Load-bearing premise

The coefficients must satisfy global Lipschitz conditions so that the fixed-point map is a contraction and the approximations remain controlled.

What would settle it

An explicit globally Lipschitz pair of coefficients and a concrete cylindrical Lévy process for which the sequence of stopped Euler-Peano approximations fails to converge in the mild-solution topology would disprove the claim.

read the original abstract

We establish the first existence and uniqueness result for mild solutions of abstract stochastic evolution equations driven by arbitrary cylindrical L\'evy processes in Hilbert spaces. The coefficients are assumed to satisfy global Lipschitz conditions, and no moment assumptions are imposed on the driving noise. The principal difficulty arises from the fact that cylindrical L\'evy processes exist solely in a generalised sense and typically admit no semimartingale or L\'evy-It\^o decomposition, which precludes the use of classical existence methods. To overcome these obstacles, we develop a pathwise adaptive Euler-Peano approximation scheme based on noise-dependent stopping times and a fixed-point formulation of the mild solution operator. The resulting approach avoids stochastic calculus techniques relying on semimartingale decompositions and provides a robust and flexible framework for treating multiplicative cylindrical L\'evy noise in infinite-dimensional systems.

Editorial analysis

A structured set of objections, weighed in public.

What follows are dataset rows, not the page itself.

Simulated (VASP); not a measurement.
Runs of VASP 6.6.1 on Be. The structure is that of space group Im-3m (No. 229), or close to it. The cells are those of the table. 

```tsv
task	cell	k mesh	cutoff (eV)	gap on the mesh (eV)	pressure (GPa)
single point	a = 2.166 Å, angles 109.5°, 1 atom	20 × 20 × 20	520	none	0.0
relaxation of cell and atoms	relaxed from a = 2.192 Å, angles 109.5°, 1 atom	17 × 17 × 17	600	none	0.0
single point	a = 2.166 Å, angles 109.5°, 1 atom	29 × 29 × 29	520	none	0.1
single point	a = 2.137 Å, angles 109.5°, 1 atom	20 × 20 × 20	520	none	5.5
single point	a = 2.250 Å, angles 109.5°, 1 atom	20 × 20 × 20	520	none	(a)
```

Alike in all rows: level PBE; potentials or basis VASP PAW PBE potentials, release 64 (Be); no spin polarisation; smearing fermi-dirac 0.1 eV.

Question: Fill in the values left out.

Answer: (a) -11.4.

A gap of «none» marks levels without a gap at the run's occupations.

Desk editor's note, referee report, simulated authors' rebuttal, and a circularity audit. Tearing a paper down is the easy half of reading it; the pith above is the substance, this is the friction.

Referee Report

2 major / 2 minor

Summary. The paper claims to establish the first existence and uniqueness result for mild solutions of abstract stochastic evolution equations in Hilbert spaces driven by arbitrary cylindrical Lévy processes. The coefficients satisfy global Lipschitz conditions with no moment assumptions imposed on the noise. The approach relies on a pathwise adaptive Euler-Peano approximation scheme using noise-dependent stopping times to truncate large jumps, combined with a fixed-point formulation of the mild solution operator, thereby avoiding classical stochastic calculus that requires semimartingale decompositions.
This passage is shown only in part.